Thoughts On The Dead

Musings on the Most Ridiculous Band I Can't Stop Listening To

How To Improve Football

Fifth Down Each team gets one fifth down a game, so if you’ve been trying to get in the end zone from the two-yard line for three downs, instead of kicking on fourth, you could go for it.

Coach Series For one series each game, the head coach has to line up at a position. If Andy Reid dies, he dies.

Wombats On The Field There should be wombats on the field.

Drunken Punting To discourage punting, which is the lowest play one can call, every time a team does so, the punter takes a shot. (Or chugs a beer, as long as it’s Budweiser.) Speaking of punters…

Abolition Of Roughing The Punter/Kicker In fact, I would institute a bounty system. Every field goal would end with a tiny white guy with mismatched shoes being chased out of the stadium.

Wicker Manning On the game closest to Halloween, a giant wooden effigy of a Manning (it doesn’t matter which one) is lit at midfield; this will honor the football gods.

Bring Back Pat Summerall I know he’s dead; he’s still better than Joe Buck.

Mumbojumbotron Instead of close-ups and replays, the big screens at the stadium should show experimental films and stock footage.

Suits And Ties For Coaches This one’s not a joke: they all look like hobos.
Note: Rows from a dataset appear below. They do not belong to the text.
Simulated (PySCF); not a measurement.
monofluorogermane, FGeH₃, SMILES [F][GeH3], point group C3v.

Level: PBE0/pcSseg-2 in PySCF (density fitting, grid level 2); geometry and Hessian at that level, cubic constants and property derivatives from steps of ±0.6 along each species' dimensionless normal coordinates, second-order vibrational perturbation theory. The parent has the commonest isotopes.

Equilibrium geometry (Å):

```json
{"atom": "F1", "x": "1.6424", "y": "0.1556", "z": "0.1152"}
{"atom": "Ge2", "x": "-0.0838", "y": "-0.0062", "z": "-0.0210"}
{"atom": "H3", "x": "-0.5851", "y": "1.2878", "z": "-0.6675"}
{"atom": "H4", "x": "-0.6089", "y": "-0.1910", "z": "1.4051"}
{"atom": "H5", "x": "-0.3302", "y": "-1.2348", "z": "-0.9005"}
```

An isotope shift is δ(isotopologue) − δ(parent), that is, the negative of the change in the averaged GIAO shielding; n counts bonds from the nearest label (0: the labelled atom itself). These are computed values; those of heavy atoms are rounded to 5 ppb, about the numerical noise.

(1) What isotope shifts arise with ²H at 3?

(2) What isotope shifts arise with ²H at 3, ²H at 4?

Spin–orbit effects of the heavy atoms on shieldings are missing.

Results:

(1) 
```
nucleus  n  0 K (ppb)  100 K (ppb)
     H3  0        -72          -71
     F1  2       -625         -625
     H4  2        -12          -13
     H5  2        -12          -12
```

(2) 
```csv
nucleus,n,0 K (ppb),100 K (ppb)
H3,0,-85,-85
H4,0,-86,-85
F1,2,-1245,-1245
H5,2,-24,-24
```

Introduction Of Seppuku If you fumble, then you have to ritualistically disembowel yourself. A halfback may stand behind you and decapitate you so you die quickly.

4 Comments

  1. Luther Von Baconson

    October 4, 2016 at 7:18 pm

    i say get rid of it entirely. make it competitive Foley Artistry, compete for best dub. call it Footfall.

  2. Suits And Ties For Coaches This one’s not a joke: they all look like hobos.

    Couldn’t agree more

  3. I realize that professional sports are the ritualised combat that allow for a nation the size of ours to exist without regional armed conflict, I just don’t understand the appeal.